North West TUC’s LYNN COLLINS surveys the challenges facing her region in this general election year

TODAY 150 trade unionists will gather at Blackpool Winter Gardens to decide on North West TUC priorities for the coming year at our annual regional conference.

As ever with conferences, there are a range of motions — 21 in total — from affiliates on subjects that include pay and the economy through to mental health at work and international motions on Palestine and Iraq. The diversity of our movement will be reflected in the delegates, debates and decisions.

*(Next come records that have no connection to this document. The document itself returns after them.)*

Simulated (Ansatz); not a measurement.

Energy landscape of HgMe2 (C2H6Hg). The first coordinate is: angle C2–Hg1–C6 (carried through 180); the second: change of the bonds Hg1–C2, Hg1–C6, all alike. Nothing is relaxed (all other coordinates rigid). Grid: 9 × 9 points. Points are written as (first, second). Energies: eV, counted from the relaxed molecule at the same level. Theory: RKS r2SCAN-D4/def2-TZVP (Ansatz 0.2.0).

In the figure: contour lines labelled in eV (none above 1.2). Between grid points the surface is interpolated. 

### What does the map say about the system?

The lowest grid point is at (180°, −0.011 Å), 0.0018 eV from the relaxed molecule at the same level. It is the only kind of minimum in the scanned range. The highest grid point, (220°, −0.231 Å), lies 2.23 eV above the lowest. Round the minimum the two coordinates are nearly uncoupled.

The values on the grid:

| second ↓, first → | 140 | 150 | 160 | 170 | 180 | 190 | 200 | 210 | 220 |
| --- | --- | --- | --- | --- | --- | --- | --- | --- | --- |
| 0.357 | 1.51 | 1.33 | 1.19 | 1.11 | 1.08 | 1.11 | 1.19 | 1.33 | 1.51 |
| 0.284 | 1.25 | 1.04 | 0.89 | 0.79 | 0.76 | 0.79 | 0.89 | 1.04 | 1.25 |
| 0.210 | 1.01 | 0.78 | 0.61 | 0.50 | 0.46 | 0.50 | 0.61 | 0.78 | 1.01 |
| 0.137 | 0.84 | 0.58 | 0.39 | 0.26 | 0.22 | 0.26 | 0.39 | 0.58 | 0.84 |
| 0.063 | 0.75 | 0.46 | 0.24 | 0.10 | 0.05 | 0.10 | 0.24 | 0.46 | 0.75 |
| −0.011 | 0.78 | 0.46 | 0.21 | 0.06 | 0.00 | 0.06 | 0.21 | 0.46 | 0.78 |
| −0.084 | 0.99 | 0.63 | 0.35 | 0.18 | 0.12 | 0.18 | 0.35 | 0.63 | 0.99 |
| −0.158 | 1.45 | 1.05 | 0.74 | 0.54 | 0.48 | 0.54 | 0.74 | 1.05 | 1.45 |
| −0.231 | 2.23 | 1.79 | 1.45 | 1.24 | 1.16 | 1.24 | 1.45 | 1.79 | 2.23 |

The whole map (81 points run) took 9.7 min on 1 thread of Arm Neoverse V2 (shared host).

It’s easy to be cliched about these things but the importance of this conference cannot be underestimated. In February we marked Fair Pay Fortnight, when we revealed that workers in the region are over £2,400 a year worse off since 2010, making our case pretty clear for why the north-west needs a pay rise.

Forty days from now we go to polling stations in what is the most important election in a generation, with the hope that where voters place their cross on the ballot paper will see the policies we want enacted.

Last year we set out many of our arguments for these policies. We have, as a collective, campaigned in workplaces and communities during Fair Pay Fortnight and Decent Jobs Week.

There was breakfast with Labour MP and shadow business secretary Chuka Umunna and a group of north-west workers telling him their real life stories, and afternoon tea with Mark Carney highlighting the difference between Kensington and Chelsea and Kensington, Liverpool, when it comes to economic recovery. 

In between there has been a lot more — supporting the work of Hope Not Hate and Unite Against Fascism in their campaign to successfully rid the region of Nick Griffin as MEP, co-ordinating and supporting industrial action with affiliates, providing digital access for some of the most disadvantaged communities in Liverpool, campaigning for the renationalisation of our railways and highlighting the devastating impact of austerity on our communities, including an in-depth case study on cuts to adult and children’s social care in Blackpool. I could go on.

Our conference this weekend will re-affirm our commitment to many of these issues. There is a motion on the economy that sets out opposition to the ideology of George Osborne and this government.

There are motions on pay, which include ending the public-sector pay freeze and increasing the minimum wage and the spread of the living wage, alongside enforcement of the minimum wage for seafarers.

Others focus on cuts to emergency services and our opposition to education privatisation. Whatever the political make-up of the next government, more needs to be done to convince decision-makers of our arguments.

Underpinning all of this will be the messages of solidarity and the need for strong trade unions. For the first time in a number of years, we have an international section to our conference. A warm “welcome home” message sent to the Miami 5 will be followed by a motion on Solidarity with Palestine and another on Iraq to mark the 10th anniversary of the martyrdom of Hadi Saleh, an international officer of the Iraqi trade union movement and send support to that movement, GFITU, in their campaign to reform labour laws.

Conference will also hear from Abdullah Muhsin, international officer at NASUWT, who is an Iraqi national and will talk to delegates about the situation for trade unions in his home country.

Here in the north-west, trade union membership is strong, membership density is amongst the highest in Britain and collective bargaining coverage here is above the national average.

But continual attacks on public-sector jobs and the constant shift of our employment base to one that is ever more insecure and unstable has impacted on the strength of our unions. Rather than rolling over to die, this has to be a challenge we all accept — to rebuild strong unions, to increase recruitment and build on our organising work, to reach workers who have never felt the benefits, allowing more to feel the strength and security of strong unions and collective bargaining. Our conference will set out its commitment to this today.

So just a matter of weeks away from the general election, the North West TUC will set out clear and inspiring messages about the cost of living, the need for secure and stable employment, a future for our young people, decent public services, a welfare system that supports those in need, an end to the gender pay gap and a political and economic system to support all of this. A regional conference with an agenda that will give voice to the near one million workers our unions in the north-west represent.

  • Lynn Collins is North West TUC regional secretary.